Re: Paragraph 15.1, the next vital date is April 7
in response to
by
posted on
Mar 30, 2013 08:44AM
CUU own 25% Schaft Creek: proven/probable min. reserves/940.8m tonnes = 0.27% copper, 0.19 g/t gold, 0.018% moly and 1.72 g/t silver containing: 5.6b lbs copper, 5.8m ounces gold, 363.5m lbs moly and 51.7m ounces silver; (Recoverable CuEq 0.46%)

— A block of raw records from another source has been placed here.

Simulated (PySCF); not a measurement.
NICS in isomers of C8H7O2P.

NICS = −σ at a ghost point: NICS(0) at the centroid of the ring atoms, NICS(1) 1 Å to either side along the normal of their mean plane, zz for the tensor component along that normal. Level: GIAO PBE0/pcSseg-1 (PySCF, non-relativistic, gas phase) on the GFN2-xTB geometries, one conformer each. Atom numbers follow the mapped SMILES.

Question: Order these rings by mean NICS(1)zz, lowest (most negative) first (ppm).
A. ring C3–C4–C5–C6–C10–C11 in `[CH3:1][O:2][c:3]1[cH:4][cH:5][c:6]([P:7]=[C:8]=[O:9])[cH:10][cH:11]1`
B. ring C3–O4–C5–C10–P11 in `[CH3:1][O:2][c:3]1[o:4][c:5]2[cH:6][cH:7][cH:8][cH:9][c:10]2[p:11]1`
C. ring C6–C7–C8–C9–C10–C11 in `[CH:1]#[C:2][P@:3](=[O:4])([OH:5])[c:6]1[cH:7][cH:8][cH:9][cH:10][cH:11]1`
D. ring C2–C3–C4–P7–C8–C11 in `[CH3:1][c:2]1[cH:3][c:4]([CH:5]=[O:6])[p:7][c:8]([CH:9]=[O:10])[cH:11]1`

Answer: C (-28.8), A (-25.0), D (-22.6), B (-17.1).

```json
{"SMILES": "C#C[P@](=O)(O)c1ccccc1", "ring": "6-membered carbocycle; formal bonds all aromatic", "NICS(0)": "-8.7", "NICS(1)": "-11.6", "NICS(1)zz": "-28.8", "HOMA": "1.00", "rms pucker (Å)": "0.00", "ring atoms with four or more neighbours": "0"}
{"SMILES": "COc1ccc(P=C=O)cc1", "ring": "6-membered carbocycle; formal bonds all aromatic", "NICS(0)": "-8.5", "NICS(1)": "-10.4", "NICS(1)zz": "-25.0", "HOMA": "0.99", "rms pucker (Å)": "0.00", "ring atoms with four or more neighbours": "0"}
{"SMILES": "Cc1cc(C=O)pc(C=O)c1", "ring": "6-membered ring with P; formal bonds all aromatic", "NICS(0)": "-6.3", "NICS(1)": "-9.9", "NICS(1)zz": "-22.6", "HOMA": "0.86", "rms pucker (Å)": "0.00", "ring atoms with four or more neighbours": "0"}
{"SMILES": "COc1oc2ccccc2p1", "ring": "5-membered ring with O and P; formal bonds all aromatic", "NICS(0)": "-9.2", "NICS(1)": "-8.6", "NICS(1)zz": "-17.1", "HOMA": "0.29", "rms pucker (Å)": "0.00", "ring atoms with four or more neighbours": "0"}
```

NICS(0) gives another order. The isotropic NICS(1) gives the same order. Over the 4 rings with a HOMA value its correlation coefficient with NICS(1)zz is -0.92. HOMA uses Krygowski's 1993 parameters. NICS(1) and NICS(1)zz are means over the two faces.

15.1 uses the words "definitive option joint venture agreement" and goes on to say the resulting agreement will "embody all of the terms and conditions of this agreement" and finally it will "replace and supercede this agreement"
Here again we are in the thicket of determining intent based on 10 year old language
And I don't think we can emphasize enough that this agreement was prepared by attorneys and executives working for Teck Cominco, if they disagree with any of the language, they need to refer to their folks
So what would be the reason for wrapping up the Schaft Creek Property Acquisition Agreement with this language?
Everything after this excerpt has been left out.